National Records of Scotland

Preserving the past, Recording the present, Informing the future

Background Information

Background Information

Introduction

There is interest in population statistics for the built-up areas in Scotland as they are generally more identifiable as the traditional towns and cities of Scotland than administrative areas such as Council areas, much of which consists of land that is not built up. The National Records of Scotland (NRS)  uses information about postcodes (some 145,000 in Scotland) to define 'settlements' and 'localities' as good approximations to built-up areas. 

Methodology

NRS maintains data on unit postcodes, including a boundary enclosing all of the addresses assigned to the postcode. These postcode areas are used as 'building bricks' in the definition of settlements.
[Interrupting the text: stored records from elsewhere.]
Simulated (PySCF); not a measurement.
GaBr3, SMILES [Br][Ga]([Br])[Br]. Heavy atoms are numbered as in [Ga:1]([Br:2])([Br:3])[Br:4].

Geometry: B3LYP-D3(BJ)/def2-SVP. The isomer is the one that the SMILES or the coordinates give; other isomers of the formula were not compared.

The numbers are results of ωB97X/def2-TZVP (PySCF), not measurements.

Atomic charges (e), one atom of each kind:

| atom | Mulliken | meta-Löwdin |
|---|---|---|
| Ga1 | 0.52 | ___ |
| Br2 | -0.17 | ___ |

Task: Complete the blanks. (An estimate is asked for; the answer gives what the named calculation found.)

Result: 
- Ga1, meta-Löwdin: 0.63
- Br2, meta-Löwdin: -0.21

NRS produces Small Area Population Estimates at data zone level on an annual basis. These, together with information from the Royal Mail Postcode Address File, are used to classify unit postcodes as either ‘high density’ or ‘low density’. A postcode is defined as high density if it meets one or more of the following threshold conditions:

  • The number of residential addresses per hectare exceeds 2.1
  • The estimate of population per hectare exceeds 5
  • The number of non-residential addresses per hectare exceeds 0.1

Once the postcodes are defined as high or low density, the population estimates in contiguous high density postcodes are joined together to form the built-up areas of Scotland. As boundaries to unit postcodes are subjective, a small amount of manual updates are required for rural areas to maintain ‘obvious’ high density boundaries. Where the population is 500 or more, the area is defined as a ‘settlement’.

Localities are intended to be more representative of the towns and cities in Scotland. Some settlements cover an extensive area, and consist of more than one distinct town or city. For example, the settlement of Glasgow consists of many towns, such as Paisley, as well as the city of Glasgow itself. So, some settlements are divided into constituent towns or cities (‘localities’). However, in most cases a settlement is exactly equivalent to the locality of the same name. Where settlements consist of two or more localities, the settlement is suffixed by the words 'Settlement of' in the tables. 

It is recommended that users exercise caution when comparing the settlement or locality population estimates with previous years. Whilst an increase in population may be due to new build, it may also be due to the inclusion of existing housing which had previously been separated from the settlement by a low density postcode (and vice versa for a population decrease). 

The sum of the settlement (or locality) population estimates will not add up to the total mid-year estimates for Scotland for the same year as populations outside settlements (or locality) are not included.

The population estimate for each settlement (or locality) is rounded to the nearest 10.  For the small number of settlements (or localities) that cross local authority boundaries, the population estimate for each part is reported and also rounded to the nearest 10. The only exception to this is where a part of a settlement (or locality) has a population less than 15. In these cases, the population is added into the adjacent local authority which contains the main part of the settlement (or locality). As a result, the overall population figure for some of these settlements (or localities) may not exactly equal the sum of its parts.

For 2008, there are five new settlements. Buchlyvie, Cuminestown, Liff, Moniaive and St Fergus. No settlements have dropped below the 500 population mark. Due to areas of new developments, the settlements of Culloden and Glenochil Village have been enclosed in Inverness and Alloa respectively.